Aviation liability war insurance or hull war insurance
Liability and hull insurance policies exclude damage caused anywhere in the world by, for example, acts of terrorism, hijacking, sabotage, seizure and civil war. This is governed in the terms and conditions of the insurers and in the conventional standard clauses AVN48B (liability) and LSW617H (hull).
Additional cover is available for each sector, namely liability war and hull war cover, to cover any claims arising from damage. This, in turn, is governed in the terms and conditions of the insurers and in the conventional standard clauses AVN52E (liability) and LSW 555D (hull).
Do not be troubled by the term ‘war insurance’. Even if you fly to countries or regions in which war is unlikely, the last few years in particular have shown that damage can be caused by hijacking or sabotage anywhere in the world. In recent years, claims arising from numerous calamities (hijacking, accidental shooting-down and acts of sabotage) have been settled with this type of cover despite having not occurred in ‘hot spots’.
If a flight is heading into a particularly risky country or region, insurers will currently check on a case-by-case basis whether an inbound flight is possible and whether or not to charge an additional premium.

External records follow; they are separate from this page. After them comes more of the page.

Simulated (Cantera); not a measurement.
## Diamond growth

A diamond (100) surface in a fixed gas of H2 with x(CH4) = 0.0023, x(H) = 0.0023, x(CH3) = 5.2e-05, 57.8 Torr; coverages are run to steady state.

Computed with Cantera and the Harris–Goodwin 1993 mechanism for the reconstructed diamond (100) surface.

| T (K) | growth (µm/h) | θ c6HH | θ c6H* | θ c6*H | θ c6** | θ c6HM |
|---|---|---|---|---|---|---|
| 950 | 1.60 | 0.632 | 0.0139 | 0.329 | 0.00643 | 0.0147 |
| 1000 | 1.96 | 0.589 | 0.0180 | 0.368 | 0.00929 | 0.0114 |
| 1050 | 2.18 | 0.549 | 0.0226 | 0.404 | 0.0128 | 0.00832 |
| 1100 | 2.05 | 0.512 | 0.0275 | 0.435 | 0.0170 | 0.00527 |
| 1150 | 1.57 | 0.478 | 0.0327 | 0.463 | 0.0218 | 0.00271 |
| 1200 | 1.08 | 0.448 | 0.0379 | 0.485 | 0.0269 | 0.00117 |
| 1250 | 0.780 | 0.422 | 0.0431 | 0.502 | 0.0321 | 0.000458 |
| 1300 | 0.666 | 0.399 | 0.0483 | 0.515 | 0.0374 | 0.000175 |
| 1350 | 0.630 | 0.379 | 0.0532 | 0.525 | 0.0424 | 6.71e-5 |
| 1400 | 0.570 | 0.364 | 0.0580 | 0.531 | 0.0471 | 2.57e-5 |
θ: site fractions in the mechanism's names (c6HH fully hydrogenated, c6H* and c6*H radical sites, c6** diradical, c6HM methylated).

The countries and regions in question are listed in a contractual agreement beforehand.
Did you know?
In some cases, it might be unclear whether the hull insurance or hull war insurance has to pay for a claim (such as if a plane is missing or it has not been determined whether the damage was caused by sabotage or is simply property damage). In this case, a clause makes sure that the policyholder does not suffer from this ambiguity, but rather that both insurers share the loss after the end of a clarification window (clause AVS 103).